Carbon and nature credits are sold as a simple solution to a complex problem, and they allow big companies to continue emitting and destroying the environment. Nature is complex, like all life, and can't be measured adequately in this way.

The Food, Farming and Countryside Commission is calling for better regulation to ease the path of new nature markets. How will smaller and tenant farmers fare? It's difficult to see how they will flourish. Small and medium-sized farms, the best for biodiversity, are being forced to intensify to fill the subsidy gap, or are giving up, like we are doing. Nature markets will favour big landowners, and allow companies to continue to offset their harmful practices. Farmers are being priced out of the land market, as outside investors swoop in.

The idea of selling credits to any company that wants to 'greenwash' its appearance is not attractive. The ethics really concern me. Even if I did want to seek out such opportunities, I find they are not really available to me. These schemes are only interested in ‘new’ natural capital, not maintaining biodiverse farms like mine. Natural capital markets are also highly complex. I question where the power lies in the relationship between farmer and investor. Who will own the data? Inevitably, that relationship will be extractive.

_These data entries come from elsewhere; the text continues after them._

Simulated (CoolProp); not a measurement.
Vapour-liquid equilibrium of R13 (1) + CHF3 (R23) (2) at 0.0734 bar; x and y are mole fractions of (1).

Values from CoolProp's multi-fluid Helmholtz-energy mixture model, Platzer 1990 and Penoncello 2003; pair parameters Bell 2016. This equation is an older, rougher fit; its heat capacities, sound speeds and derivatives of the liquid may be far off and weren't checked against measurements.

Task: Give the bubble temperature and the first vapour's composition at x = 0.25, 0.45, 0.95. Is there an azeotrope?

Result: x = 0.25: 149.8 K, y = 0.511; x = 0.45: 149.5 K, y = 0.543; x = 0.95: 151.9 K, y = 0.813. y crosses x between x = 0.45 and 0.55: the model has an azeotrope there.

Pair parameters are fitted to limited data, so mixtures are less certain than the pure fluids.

As a farmer I have a fundamental role in reviving nature and improving soil health, but I doubt that the heart's desire of some private investors is the ultimate restoration of UK biodiversity, or protecting the livelihoods of small farmers and rural communities. I think we should tread cautiously.

The urgent need for significant transformative change across society, but most especially farming, has been recognised by many, with the most recent review of farm bird declines across Europe concluding:

“The tremendous negative impact of agricultural intensification on birds has long been reported in particular for farmland and insectivorous birds, but our study provides strong evidence of a direct and predominant effect of farmland practices at large continental scales. Considering both the overwhelming negative impact of agricultural intensification and the homogenization introduced by temperature and land-use changes, our results suggest that the fate of common European bird populations depends on the rapid implementation of transformative change in European societies, and especially in agricultural reform.”

Instead of a restructured farm support scheme that creates the conditions for destructive and unnecessary intensification (even as it aspires to enhance ‘natural capital’), we need meaningful investment in farm systems that work with instead of against nature. Such investment should be going into agroecological farming - supporting small and medium-sized farms to address as a whole the polycrisis we now face across food, climate, biodiversity and health. That is how we will build local resilience in the face of future climate and food security shocks.

Robert Fraser is a Herefordshire farmer and Executive Director of the Real Farming Trust.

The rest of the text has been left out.